City of Glass
The Mortal Instruments – Book 3
Published March 24th, 2009
Plot at a Glance:
Clary finally has a lead on a cure for her mother’s mysterious condition, one that leads her to the infamous capital city of the Shadowhunters: Idris, the City of Glass. Only problem is, entering the city alone is dangerous. To make matters worse, Jace doesn’t want her there, and Simon has been imprisoned by the Shadowhunters due to his ability to walk in the daylight. With Valentine arming a force of his own, Clary and her friends have limited time to unite the Shadowhunters and the Downworlders forever, or risk being utterly destroyed.
Well, I don’t know blog Fam… I’ve finished, but I wasn’t totally blown away like I wanted to be.
Lets start by highlighting what I thought the strengths of the story were:
I still love the world in this series so much. I am in! I really enjoyed the change of scenery in this book as Clare sort of opened up the world a bit, and expanded it outside of New York. Idris sounded beautiful and I had great fun picturing it while reading.

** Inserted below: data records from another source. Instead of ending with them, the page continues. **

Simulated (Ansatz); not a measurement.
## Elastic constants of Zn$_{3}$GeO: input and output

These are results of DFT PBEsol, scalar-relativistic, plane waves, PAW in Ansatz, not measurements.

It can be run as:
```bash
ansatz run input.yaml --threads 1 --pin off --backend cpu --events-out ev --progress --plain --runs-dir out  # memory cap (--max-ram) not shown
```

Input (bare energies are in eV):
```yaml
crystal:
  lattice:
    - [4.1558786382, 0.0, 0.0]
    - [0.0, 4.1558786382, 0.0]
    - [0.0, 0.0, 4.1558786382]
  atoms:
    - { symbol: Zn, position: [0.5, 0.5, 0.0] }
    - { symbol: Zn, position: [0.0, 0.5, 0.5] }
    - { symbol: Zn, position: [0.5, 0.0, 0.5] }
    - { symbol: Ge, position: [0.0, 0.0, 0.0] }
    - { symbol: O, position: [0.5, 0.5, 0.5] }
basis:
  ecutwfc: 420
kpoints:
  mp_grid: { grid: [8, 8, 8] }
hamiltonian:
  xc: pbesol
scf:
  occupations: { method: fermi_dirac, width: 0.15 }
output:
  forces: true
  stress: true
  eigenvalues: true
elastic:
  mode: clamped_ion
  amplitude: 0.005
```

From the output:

Also, comparing the characters here to their portrayals from the first book, it’s undeniable that they have grown. Clary is wiser and more realistic, especially about the men in her life. Isabelle is easier to empathize with her. Alec and Simon both become more confident and strong. Truth be told, I think next to Jace, I enjoyed their characters arcs the most.
Jace, who I had issues with in books 1 and 2 felt like a much more compelling character here. He’s sort of a tortured soul for many reasons and by unlocking his backstory he became way more bearable.
Sebastian was also a really great addition here. He spiced things up in a much needed way, although I wish his role had been even bigger than it ended up being.
That all being said, it wasn’t all sun and roses for me.
The angst in particular was killing me here. After three books worth of will-they/won’t-they, I was straight up getting annoyed with the romantic pairing. Even when things are effectively solved for our two romantic leads, there’s still another 30 pages of both the characters being angst ridden before they finally decide to be together. It just was too much for me.
Valentine just wasn’t doing it for me. After three books of speechifying and boasting about the purity of the Shadowhunters, he mostly bored me. The final showdown with him left a lot to be desired. I particularly disliked how both Clary and Jace were made so passive in the final confrontation. I think a much more compelling story could have been told if Clare had really committed to the secondary villain she introduces in this novel and made him the true big bad.
Also, am I alone in hating the love triangle between Simon, Maia and Isabelle? Frankly, I wanted more of Maia as a character, and she really only appears in brief cameos to establish that Simon is more attractive now that he’s a vampire than he was when he was a mortal 16 year old boy.
All in all, it wasn’t terrible, but I think I’m maybe just a tad too old for this book. I am willing to bet that if I had read this a handful of years ago, when I was less discerning a reader, I would have loved every bit of it.